Prescription drug abuse addressed at town hall meeting in Ardmore

ARDMORE, OK - Educators and health officials say they have seen a significant rise in prescription drug use among high school students all the way down to 5th graders. On Wednesday officials from the OBN and local agencies will hold a town hall meeting to bring the community together to help fight this growing problem.

Director of the Oklahoma Bureau of Narcotics Darrell Weaver spoke to Ardmore High School and Middle School on Wednesday. Weaver says prescription drug overdoses are blamed for more deaths in Oklahoma than any other drug, and says kids today are using drugs at younger ages than ever before.

"It just seems like young people are more mature today than they were back twenty years ago, and I think if we can get to them young, and they can decide for themselves not to get into this, as young as we can get that into their mind, the better off we'll be," Weaver says.

Judy Cavner from the Carter County Health Department says prescription drugs are becoming popular among all age groups because they're easy to get and equally as easy to distribute to friends.

"If they're using drugs in middle school and high school there's only one direction to go. That is to become adult users. If they live that long it is a big big problem," Cavner says.

Cavner invited the OBN and other local officials to speak at a town hall meeting Wedesday night to help educate parents and other community members about steps they can take to help stop the problem.

"We've got to educate the parents. We need some intervention now. We need some help. It's your children we're trying to save, and we need parental involvement desperately."

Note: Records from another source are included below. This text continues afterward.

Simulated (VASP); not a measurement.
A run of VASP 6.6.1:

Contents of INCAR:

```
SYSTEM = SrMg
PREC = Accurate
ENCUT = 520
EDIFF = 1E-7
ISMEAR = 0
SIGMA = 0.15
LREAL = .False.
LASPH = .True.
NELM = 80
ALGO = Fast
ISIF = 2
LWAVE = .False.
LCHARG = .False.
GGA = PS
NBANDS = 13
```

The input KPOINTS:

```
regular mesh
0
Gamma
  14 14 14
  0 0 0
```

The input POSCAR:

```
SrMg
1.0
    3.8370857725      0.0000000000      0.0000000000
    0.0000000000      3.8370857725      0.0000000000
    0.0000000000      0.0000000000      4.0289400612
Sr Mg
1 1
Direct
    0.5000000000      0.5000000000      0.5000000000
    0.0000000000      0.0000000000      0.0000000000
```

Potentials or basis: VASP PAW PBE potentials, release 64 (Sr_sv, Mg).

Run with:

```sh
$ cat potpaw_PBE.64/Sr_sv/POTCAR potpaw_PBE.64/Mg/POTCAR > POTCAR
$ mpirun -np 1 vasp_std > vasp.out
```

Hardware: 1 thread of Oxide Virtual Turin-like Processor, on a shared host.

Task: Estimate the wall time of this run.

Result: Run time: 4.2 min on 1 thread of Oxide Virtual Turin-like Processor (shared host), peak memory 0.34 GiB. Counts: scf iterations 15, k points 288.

Weaver says prescription drug problems are not isolated to one specific group and says the real solution to fighting drugs in Oklahoma is getting the whole community involved.

"Prescription drug abuse has no respect for a person, so it can be a young person or older. It crosses all ethnic and economic boundaries, so what we have to do is look around us and more than likely each family has someone who has a problem with this," Weaver says.